This week was the autumn vacation window for kids (les vacances d’automne) and we got invited to stay in some splendid villa with a new friend in the South of France. We had plans, we have ideas we’re chasing, and we just couldn’t figure out how to stop working long enough to enjoy any time off (after all, it feels like school JUST started…) and we were struck with this tension that very much captured our sense of being here but not REALLY being here. Our rhythm is not aligned to the city, to this place.
And then, another new acquaintance from Paris sent me this today:
A traveler, by definition, moves around the universe—that, at least, is the Copernican view we believe in to begin with. But as we travel around the world, we discover that just the opposite is true, that we are in fact the center of our own universe, as the ancient cosmogony would have it.
Travelers stay put, with their personal tunes, their mobile computers, their phones that store cherished data, their friends in their heads and their pianos in their bellies, as the Henri Tachan song goes. Travelers remain at the center of the world, while the whole world moves and revolves around them, as in one of Hayao Miyazaki’s animated films.

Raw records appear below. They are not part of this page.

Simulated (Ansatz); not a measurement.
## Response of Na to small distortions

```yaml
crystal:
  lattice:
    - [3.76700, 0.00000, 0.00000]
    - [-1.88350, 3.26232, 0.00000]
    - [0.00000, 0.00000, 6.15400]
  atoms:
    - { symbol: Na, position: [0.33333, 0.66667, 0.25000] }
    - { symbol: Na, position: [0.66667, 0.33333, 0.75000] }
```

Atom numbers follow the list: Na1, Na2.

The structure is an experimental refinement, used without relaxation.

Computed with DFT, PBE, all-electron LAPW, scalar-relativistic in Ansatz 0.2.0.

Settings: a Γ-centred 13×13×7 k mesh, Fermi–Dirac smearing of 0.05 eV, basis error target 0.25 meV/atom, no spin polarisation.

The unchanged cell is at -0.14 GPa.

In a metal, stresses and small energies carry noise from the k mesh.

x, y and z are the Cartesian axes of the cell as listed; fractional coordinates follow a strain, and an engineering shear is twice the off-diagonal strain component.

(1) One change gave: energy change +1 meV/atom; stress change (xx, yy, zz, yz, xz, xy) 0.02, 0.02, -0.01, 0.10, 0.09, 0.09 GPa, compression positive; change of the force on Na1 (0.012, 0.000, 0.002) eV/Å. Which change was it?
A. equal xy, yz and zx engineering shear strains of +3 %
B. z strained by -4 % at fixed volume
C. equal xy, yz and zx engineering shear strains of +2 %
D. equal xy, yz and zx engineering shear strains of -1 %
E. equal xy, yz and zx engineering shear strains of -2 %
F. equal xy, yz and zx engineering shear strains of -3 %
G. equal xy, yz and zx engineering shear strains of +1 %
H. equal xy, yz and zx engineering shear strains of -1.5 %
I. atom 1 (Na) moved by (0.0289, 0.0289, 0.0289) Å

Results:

Travel is not about rushing to reach some goal or refuge. It’s about stopping to take in the changing surroundings, like a stormy sky. It’s about folding up your umbrella and letting the rain fall on your soul, as on a house without a roof.
(more: here)
We have brought with us all sorts of our American and Californian point of view with us. We are holding on to these and not letting the rain fall on our soul, to be changed by our context. I’m not sure that’s bad, but I’m also not sure that’s good.
October 23, 2014 at 8:46 pm
Pretty photo! Love that line about rain falling on your soul. It’s not always easy to be so open, but sometimes the most unexpected wonders can still manage to make their way in like wind through the chinks in our walls.